Saturday, June 13, 2015

Lies on the Loan Application can backfire

Some borrowers seems to think, that they are smarter than the lenders. They should be very careful, because the lenders have learnt from their losses during the last finance crisis. They are much more vigilant when it comes to mortgage applications and look for facts that are not logical like a very long commute between their potential new home and their workplace.

When a borrower is in the purchase process and applies for a mortgage he/she has to provide evidence of income payments. Such evidence are paychecks from the employer. With this information the lender has a lead, whether the borrower is truthful or not. It is very unlikely to buy a property far away from the workplace and claim that the property is a primary residence only to get a better interest rate and lower down payment requirements.

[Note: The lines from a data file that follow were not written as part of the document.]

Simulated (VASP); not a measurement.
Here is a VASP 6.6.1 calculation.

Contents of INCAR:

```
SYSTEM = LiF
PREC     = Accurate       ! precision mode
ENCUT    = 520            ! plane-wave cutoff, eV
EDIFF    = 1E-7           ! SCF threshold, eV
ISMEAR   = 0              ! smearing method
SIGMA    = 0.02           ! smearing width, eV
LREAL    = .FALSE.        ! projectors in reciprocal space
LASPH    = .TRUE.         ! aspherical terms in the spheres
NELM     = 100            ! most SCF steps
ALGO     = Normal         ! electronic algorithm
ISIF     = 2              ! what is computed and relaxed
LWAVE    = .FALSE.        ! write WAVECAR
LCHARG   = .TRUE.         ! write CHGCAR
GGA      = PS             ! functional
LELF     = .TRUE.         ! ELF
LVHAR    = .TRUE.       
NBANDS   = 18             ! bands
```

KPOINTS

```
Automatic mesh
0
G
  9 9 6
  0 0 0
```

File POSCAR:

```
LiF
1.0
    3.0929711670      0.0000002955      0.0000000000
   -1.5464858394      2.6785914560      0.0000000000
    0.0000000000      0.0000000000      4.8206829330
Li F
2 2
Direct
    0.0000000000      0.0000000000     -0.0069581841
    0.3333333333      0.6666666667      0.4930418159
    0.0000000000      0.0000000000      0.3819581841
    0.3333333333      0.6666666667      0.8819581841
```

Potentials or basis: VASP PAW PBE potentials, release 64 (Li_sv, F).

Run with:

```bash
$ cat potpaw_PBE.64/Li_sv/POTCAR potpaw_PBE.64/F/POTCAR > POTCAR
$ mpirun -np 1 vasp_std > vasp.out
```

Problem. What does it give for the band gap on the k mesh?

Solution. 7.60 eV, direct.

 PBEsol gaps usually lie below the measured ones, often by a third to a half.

The difference in the down payment amount is significant, when a primary residence is purchased. The lowest down payment for a primary residence is 3 % of the purchase price and for a non-primary residence the down payment is at least 15 %.

Let's make an example: when the purchase price of a home is $100,000, the difference in the down payment amount is $12,000. The lower down payment on a home rises also the risk for the lender, because borrower that want a mortgage for a non-primary residence are more likely to sneak out of their repayment obligation than primary residence owners. The banks do not want to assume that higher risk and try to protect the loans better.